4. Experiment and Results

The performance evaluation of our proposed approach is conducted on two tasks: speech recognition and multidigit recognition.

4.1. Speech Recognition

There are two different datasets used for speech recognition, namely, the text and the number. In the text set, there are thirty utterances which contain predefined text of inspection checklist and free-text related to the surface conditions. In the number set, there are fifty decimal numbers. We invite five persons to participate in this experiment and compare the speech recognition accuracy on Google Cloud Speech API and iFlytek.

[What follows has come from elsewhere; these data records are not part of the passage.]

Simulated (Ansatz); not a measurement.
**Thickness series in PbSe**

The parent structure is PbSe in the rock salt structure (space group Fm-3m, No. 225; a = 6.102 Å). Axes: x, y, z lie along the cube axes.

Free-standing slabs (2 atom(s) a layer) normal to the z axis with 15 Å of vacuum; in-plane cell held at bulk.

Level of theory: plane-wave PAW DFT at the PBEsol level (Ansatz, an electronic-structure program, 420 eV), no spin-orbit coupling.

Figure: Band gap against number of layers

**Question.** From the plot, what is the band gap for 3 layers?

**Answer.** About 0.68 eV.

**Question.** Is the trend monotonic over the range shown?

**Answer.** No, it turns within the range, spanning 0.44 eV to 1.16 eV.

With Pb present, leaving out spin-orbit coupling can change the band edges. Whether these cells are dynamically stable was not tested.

The detailed results are shown in Table 1. The overall accuracy rate of iFlytek is 91.6% which is higher than that of Google (83.3%). In general, these two systems all have better results in number than in text recognition. From the comparison in the text recognition, iFlytek achieves 86.6% accuracy which is slightly higher than Google (80.0%). About the comparison in the number recognition, iFlytek obtains 94.6% accuracy which is about 0.093 higher than Google. Note that iFlytek also supports to recognize 24 Chinese dialects.

4.2. Multidigit Recognition

For the multidigit recognition, we evaluate for both text detection and text recognition. In the following, we will discuss the tools, dataset, and metrics to be used for the assessment, followed by the experimental results and analysis.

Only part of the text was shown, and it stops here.